Exiting Back to a Main Scene

Godot 4.4

I am trying to create an exit to a scene by pressing the ESC key, but nothing happens. The scene can be entered by clicking the object.

Here is the code I am using:

func _input_event(viewport, event, shape_idx):
	if event.is_action_pressed("click"):
		print("Inspecting The Lines")
		get_tree().change_scene_to_file("res://scenes/lines_inspection.tscn")
	if event.is_action_pressed("exit"):
		print("Return to Room")
		get_tree().change_scene_to_file("res://scenes/Main.tscn")

The first “if” statement works, but the second doesn’t. The print function does not get called in the second “if” statement.

You should write click section in Main.tscn script and exit section in lines_inspection.tscn, or you can have an autoload to keep both in that script, because if you attach this script to main scene, when you change scene to lines inspection, this script will no longer be in scene tree.

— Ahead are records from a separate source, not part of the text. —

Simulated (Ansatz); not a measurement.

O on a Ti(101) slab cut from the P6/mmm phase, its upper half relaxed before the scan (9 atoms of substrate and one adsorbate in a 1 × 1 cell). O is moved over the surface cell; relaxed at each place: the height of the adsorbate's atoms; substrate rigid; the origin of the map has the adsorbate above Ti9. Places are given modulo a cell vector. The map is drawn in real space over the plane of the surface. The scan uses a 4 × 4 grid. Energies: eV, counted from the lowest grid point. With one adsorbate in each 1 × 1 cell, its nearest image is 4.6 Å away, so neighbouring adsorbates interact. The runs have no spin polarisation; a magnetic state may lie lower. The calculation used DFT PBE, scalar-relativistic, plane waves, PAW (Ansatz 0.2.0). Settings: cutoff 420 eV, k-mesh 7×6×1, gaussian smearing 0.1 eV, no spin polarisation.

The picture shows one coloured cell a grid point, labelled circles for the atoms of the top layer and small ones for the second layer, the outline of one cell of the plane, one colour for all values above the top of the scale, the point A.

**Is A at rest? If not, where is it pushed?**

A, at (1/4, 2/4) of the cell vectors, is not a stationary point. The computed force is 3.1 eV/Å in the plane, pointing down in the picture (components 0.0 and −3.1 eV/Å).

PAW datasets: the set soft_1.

I moved the “exit” statement to the Lines_Inspection scene, but I am still having the same issue.

extends Control

func _input_event(viewport, event, shape_idx):
	if event.is_action_pressed("exit"):
		print("Return to Room")
		get_tree().change_scene_to_file("res://scenes/Main.tscn")

The script was originally attached to a sprite scene, not the main scene. Maybe this could be related to the issue?

I was able to make something that worked by using a button instead of the escape key within the Lines_Inspection scene:

func _on_button_pressed() -> void:
	print("Return to Room")
	get_tree().change_scene_to_file("res://scenes/Main.tscn")

the override _input_event is for interacting with collision objects like areas or rigidbodies, it can detect clicks on the object but keyboard presses are not location-specific. You could override _unhandled_input instead for “exit”

Godot tends to get pretty grumpy when you override functions the engine calls. Obviously there’s different behaviors for different functions/contexts, but as a general rule of thumb “don’t override something you didn’t write in a parent class” has served me pretty well.

I sympathize with the want to make everything as neat as possible by overriding an event like that, but it doesn’t tend to work.

In this case, the Input class can provide a lot of what you’re looking for (i.e. Input.is_action_just_pressed() in _process()). Though that does come with the downside of needing to be careful about whether you have situations where 2 nodes are waiting for the same input, which might lead to unexpected behavior as both functions fire.

Functions in native classes that start with _ are virtual, they are all meant to be overridden/implemented by the user.